# Anyone from South Carolina?



## Skippy! (Dec 18, 2006)

Sadly, I am residing here now (OMG I KID, lol!)

I am a Los Angeles native and ended up here... somehow 

I live near to Camden, Steeplechase Capital of the World (so they say!)

Anyone else?


... omg please tell me out of some 7,000 members im not the only one from SC! LOL!


----------



## Got2Gallop (Oct 22, 2007)

Just wanted to welcome you to the forum, hope I didn't get your hopes up as I'm from Oregon :wink: I am from Cali myself originally, although Northern, in the SF Bay Area!


----------



## Iluvjunior (Feb 15, 2009)

OOHHHH OH PICK ME I AM! IM FROM NEAR CHARLESTON BUT NOT FROM THERE lol sorry for caps i thought no one was from this tiny place


----------



## Skippy! (Dec 18, 2006)

LOL Thanks for the Welcome *wiggles her imaginary glasses and looks at Got2Gallop's Join Date*

Looks like I should be the one welcoming you though!  You green bean!  *smugly polishes her Dec. 2006 Join Date*

Ooh Charleston! You're south of me ^^ I want to go visit there at some point in time. I also want to go visit Aiken! ^^


----------



## Iluvjunior (Feb 15, 2009)

i souther from charleston im from a very touristy place cough heritage golf tournament cough lol


----------



## ilovestitch (Dec 22, 2006)

Welcome! I hope you enjoy the site! Dont be afriad to ask questions, its a great place to do so!


----------



## Skippy! (Dec 18, 2006)

ilovestitch said:


> Welcome! I hope you enjoy the site! Dont be afriad to ask questions, its a great place to do so!

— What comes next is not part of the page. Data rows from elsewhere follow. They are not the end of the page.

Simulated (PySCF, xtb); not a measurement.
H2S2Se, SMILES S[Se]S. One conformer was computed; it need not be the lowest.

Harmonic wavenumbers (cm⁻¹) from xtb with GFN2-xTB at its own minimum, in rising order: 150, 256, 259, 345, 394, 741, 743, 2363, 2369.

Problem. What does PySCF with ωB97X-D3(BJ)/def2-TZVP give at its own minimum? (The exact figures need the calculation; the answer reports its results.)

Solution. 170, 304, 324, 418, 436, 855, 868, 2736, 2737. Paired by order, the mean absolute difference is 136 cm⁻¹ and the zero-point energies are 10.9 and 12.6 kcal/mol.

LOL! I have enjoyed the Website since 2006  I started the same month you did! =)

Thanks for the welcome though, LOL!


----------



## Got2Gallop (Oct 22, 2007)

Skippy! said:


> LOL Thanks for the Welcome *wiggles her imaginary glasses and looks at Got2Gallop's Join Date*
> 
> Looks like I should be the one welcoming you though!  You green bean!  *smugly polishes her Dec. 2006 Join Date*


lol Skippy, I missed that join date :wink:


----------



## Iluvjunior (Feb 15, 2009)

im the newest *sadly covers up her feb 2009 join date*


----------



## rosie9r (Dec 1, 2008)

Im originally from Chester, (born in Charleston) SC but I live out here in San Diego now.


----------



## iridehorses (Oct 22, 2007)

Hi Skippy, 

Greenville, SC

Born and raised in NY then lived outside Philly for nearly 20 years until moving here 8 years ago.


----------



## Skippy! (Dec 18, 2006)

Wow! There are a few of ya out here =)

I'm a Los Angeles native, then moved to Alabama (Auburn) when i turned 18. Then shortly after I turned 20 I moved to South Carolina and got married, LOL

My little life has been full of excitement ;D


----------



## Iluvjunior (Feb 15, 2009)

i'm originally from florida then i moved here


----------